As I mentioned yesterday, last weekend I helped host a baby shower for my sister-in-law. At the shower, I gave the devotion. I kept thinking we should trade me out for someone more experienced and wise than me - an aunt or grandma or well, anyone who's ever raised a child more than 17 months like little ol' me. I was really nervous. What could I have to say that would be helpful to a new mom? I'm floundering just as much, if not more, than she is! I needed to hear a devotion from a wise mother just as much as she did!
But as I prayed about it and asked God to enlighten me with just a teeny, tiny bit of wisdom to share, I kept feeling like maybe it was a good thing that I could share. I remember - very well - where she's at. I remember the research for what labor and delivery would be like, the anxiety of what color of stroller to select, the feeling that every single decision I made was the-most-important-one-I've-ever-made!

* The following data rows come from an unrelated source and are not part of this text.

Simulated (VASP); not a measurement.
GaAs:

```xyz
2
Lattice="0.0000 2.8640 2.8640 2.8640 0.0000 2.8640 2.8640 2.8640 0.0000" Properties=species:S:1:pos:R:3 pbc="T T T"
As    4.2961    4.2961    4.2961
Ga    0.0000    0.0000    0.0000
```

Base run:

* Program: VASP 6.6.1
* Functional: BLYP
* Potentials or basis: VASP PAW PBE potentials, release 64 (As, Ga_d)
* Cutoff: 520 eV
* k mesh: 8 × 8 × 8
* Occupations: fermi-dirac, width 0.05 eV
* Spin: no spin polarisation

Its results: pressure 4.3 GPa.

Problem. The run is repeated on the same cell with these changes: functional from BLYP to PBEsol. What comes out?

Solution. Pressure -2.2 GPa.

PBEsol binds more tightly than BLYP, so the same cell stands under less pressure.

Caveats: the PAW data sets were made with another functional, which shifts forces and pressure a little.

I remember worrying about the big things and worrying just as much about the small things. The fears that it would be harder than anyone admits and the delusions that things would be easier than people say ... I remember it well.
And I remember all the advice. Both unasked for and sought out. It comes at you a mile a minute when you're pregnant, then a mile a second when you actually hold that baby in your arms. You want to hear it. Yet you want to do it on your own. You're torn. Overwhelmed. Struggling to find the right answer for you and your baby, but it feels impossible because everything is flashy, and loud, and bright, begging you to choose it and it's all just plain confusing.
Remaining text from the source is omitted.